Republican candidate Donald Trump chose Congressman JD Vance as his running mate during the Republican National Convention in Milwaukee. Trump selected Vance to join him in the campaign for the upcoming presidential election scheduled for November. So, what do we know about JD Vance?
Vance, a senator from Ohio, was born in Middletown, Connecticut, in 1984. He graduated from Middletown High School in 2003 and obtained a bachelor’s degree in political science and philosophy from Ohio State University in 2009; he earned a Juris Doctor degree from Yale Law School in 2013. He served in the U.S. Marine Corps from 2003 to 2007, participating in Operation Iraqi Freedom. He was elected as a Republican to the U.S. Senate in 2022 for a term that ends on January 3, 2029.
**His Relationship with Donald Trump**
During the 2016 U.S. presidential election, Vance was a vocal critic of Republican candidate Donald Trump. In a column published in February 2016, he wrote that "Trump’s actual political proposals, as they are, range from immoral to ridiculous." Vance described Trump in media interviews as "cultural heroin" and "opium for the masses." In October 2016, he called Trump "repugnant" in a tweet and described himself as "permanently anti-Trump." In a private message on Facebook, he referred to Trump as "America's Hitler."
By February 2018, Vance began to change his opinion, stating that Trump "is one of the few political leaders in America who recognizes the frustration present in large parts of Ohio, Pennsylvania, and Eastern Kentucky." Consequently, Vance supported Trump in 2020. In July 2021, he apologized for calling Trump "repugnant" and deleted his 2016 tweets that criticized him. Vance said he now believes that Trump was a good president and expressed regret over his criticism during the 2016 election.

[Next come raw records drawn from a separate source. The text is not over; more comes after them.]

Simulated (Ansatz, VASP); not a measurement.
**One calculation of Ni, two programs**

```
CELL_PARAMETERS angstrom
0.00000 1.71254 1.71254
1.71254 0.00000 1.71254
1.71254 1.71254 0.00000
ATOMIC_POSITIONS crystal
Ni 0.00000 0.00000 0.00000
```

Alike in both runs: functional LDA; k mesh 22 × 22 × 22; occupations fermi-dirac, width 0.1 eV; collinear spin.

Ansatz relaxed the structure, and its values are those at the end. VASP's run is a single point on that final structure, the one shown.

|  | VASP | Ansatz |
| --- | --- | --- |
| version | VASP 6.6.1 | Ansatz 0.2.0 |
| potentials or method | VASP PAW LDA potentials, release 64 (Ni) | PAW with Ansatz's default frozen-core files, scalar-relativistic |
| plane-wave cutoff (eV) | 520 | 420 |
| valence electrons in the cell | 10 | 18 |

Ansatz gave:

In October 2021, Vance reiterated Trump’s claims about election fraud, stating that Trump lost the 2020 presidential election due to widespread fraud, and on April 15, Trump endorsed Vance for the U.S. Senate. In response to historian Robert Kagan, who wrote an article in the Washington Post in November 2023 titled "Trump's Dictatorship is Increasingly Inevitable. We Must Stop Pretending," Vance sent a letter to Attorney General Merrick Garland suggesting that Kagan be prosecuted for promoting "open rebellion" by Democratic-controlled states. Kagan noted that his article did not call for rebellion and remarked, "It is telling that their first instinct when attacked by a journalist is to suggest they should be locked up."
On June 30 of this year, Vance stated, "I believe the president has broad pardon power... but more importantly, I believe the president has immunity."